But, as the Psalm says, when we speak the truth, things change for the better. “Then I acknowledged my sin to you, and I did not hide my iniquity; I said, ‘I will confess my transgressions to the Lord,’ and you forgave the guilt of my sin.” Speaking the truth about the disrupted relationships in our lives, acknowledging that things are, in fact, not okay, leads to reconciliation. And when we speak the truth to God, even if that truth is “God, I am angry at you sometimes,” or, “God, I feel abandoned by you sometimes,” even when we say those things, God reaches out to us and brings us in and reconciles us to God’s self through Christ, reaffirming that no matter what, God remains in relationship with us. The same way that the father responded to the truth the older son spoke, by saying, “Son, you are always with me, and all that is mine is yours,” God responds to our truth by saying, “Child, no matter what you feel towards me, you are always my child, and my grace is always with you.” God reaches out to us in reconciliation, as the father reached out to his older son. The first step in being reconciled and in being ambassadors of reconciliation is to both speak and hear the truth, and in that truth to affirm the relationship that exists.

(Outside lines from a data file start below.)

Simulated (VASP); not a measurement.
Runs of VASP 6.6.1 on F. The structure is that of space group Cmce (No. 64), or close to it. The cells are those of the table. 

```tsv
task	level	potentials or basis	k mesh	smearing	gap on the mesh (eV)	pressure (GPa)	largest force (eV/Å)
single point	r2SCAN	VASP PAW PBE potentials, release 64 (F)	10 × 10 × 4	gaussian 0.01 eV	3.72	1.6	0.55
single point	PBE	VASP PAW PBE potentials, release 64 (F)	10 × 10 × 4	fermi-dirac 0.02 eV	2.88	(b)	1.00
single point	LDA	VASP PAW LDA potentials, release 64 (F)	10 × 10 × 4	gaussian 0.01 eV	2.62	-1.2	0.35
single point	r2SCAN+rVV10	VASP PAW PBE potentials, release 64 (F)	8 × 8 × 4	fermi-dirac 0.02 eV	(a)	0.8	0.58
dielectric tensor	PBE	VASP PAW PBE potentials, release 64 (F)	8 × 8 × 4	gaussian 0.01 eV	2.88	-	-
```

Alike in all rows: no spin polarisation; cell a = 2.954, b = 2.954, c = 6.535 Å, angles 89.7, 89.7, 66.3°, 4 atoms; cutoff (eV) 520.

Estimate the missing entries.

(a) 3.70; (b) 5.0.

Now - did you notice that in that one response of the father to his son, the father reminds the son of how important each person was to the family as a whole? He starts by saying, “Son, you are always with me.” Son is a reminder that the one standing outside of the house has a relationship with the father. And then he says, “we had to celebrate ... because this brother of yours...” The father doesn’t say, “because of my other son,” he says, “because of your brother.” Your brother. A reminder to the one standing in the yard that he also has a relationship with his brother. They are a family. They have relationships that needed to be reconciled - between one son and the father, between the other son and the father, and between the two sons - brothers - themselves.


God calls us first to be children reconciled with our God - to speak the truth to God and to hear God’s words of reconciliation in return - and then to be reconciled with one another, to speak the truth to one another and have compassion - and then God calls us to be the father in the story and help others to reconcile with one another - again, by speaking the truth and by reminding others of the relationships they have with each other. This is not easy work. I’m sure it was not easy for the father to leave the party for his younger son to go out and find his older son, and it certainly couldn’t have been easy for him to listen to his son tell him that he was a slave-driver who didn’t appreciate his son’s work and to hear that his other son had spent all his inheritance on prostitutes. It particularly couldn’t have been easy accept what his son told him and then to respond with love. None of this is easy. But God does all of these things for us first, coming out to look for us as we stand apart in our resentment, hearing our truth and reconciling us to God’s self through Christ, reminding us that we are God’s children forever and connected to our brothers and sisters, so that we in turn might serve the world in the same ministry of reconciliation, not counting anyone’s trespasses against them, sharing the steadfast love of God that we have first received ourselves, and reminding others that they, too, are our brothers and sisters, all together children of God. Thanks be to God. Amen.